Regex match exact words

Question

I want my regex to match ?ver and ?v, but not ?version

This is what I have so far: $parts = preg_split( "(\b\?ver\b|\b\?v\b)", $src );

I think the trouble might be how I escape the ?.

Answer 1

Building upon above answers, to match a word without being a part of another you can try \b(WORD_HERE)\b which in your case is \b(\?ver)\b this will allow ver and prevent version average

Answer 2

Try the following regex pattern;

(\?v(?:\b|(?:er(?!sion))))

Demo

This will allow ?ver and ?v, but will use a negative look-ahead to prevent matching if ?ver is followed by sion, as in your case ?version.

Answer 3

Your pattern tries to match a ? that is preceded with a word char, and since there is none, you do not have a match.

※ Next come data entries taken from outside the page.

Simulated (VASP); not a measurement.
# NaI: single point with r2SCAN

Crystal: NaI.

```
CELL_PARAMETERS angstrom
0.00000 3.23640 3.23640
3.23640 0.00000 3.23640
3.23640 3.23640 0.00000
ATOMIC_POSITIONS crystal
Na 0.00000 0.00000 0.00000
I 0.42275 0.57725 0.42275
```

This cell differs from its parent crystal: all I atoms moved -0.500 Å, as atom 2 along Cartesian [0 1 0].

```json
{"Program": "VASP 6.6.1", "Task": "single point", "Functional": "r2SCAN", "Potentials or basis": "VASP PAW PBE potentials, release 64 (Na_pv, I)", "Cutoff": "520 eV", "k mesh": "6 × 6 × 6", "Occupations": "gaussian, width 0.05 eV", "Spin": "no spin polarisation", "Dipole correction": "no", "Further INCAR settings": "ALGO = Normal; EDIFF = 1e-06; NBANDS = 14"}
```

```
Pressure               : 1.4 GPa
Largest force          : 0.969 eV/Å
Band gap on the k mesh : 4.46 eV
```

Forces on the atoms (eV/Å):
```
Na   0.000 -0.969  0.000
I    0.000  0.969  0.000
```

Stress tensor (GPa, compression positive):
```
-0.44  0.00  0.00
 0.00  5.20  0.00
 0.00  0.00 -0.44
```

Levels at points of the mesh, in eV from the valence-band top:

Use the following pattern:

'/\?v(?:er)?\b/'

See the regex demo

Pattern details:

• \? - a literal ? char
• v(?:er)? - v or ver
• \b - a word boundary (i.e. there must be a non-word char (not a digit, letter or _) or end of string after v or ver).

Note you do not need the first (initial) word boundary as it is already there, between a ? (a non-word char) and v (a word char). You would need a word boundary there if the ? were optional.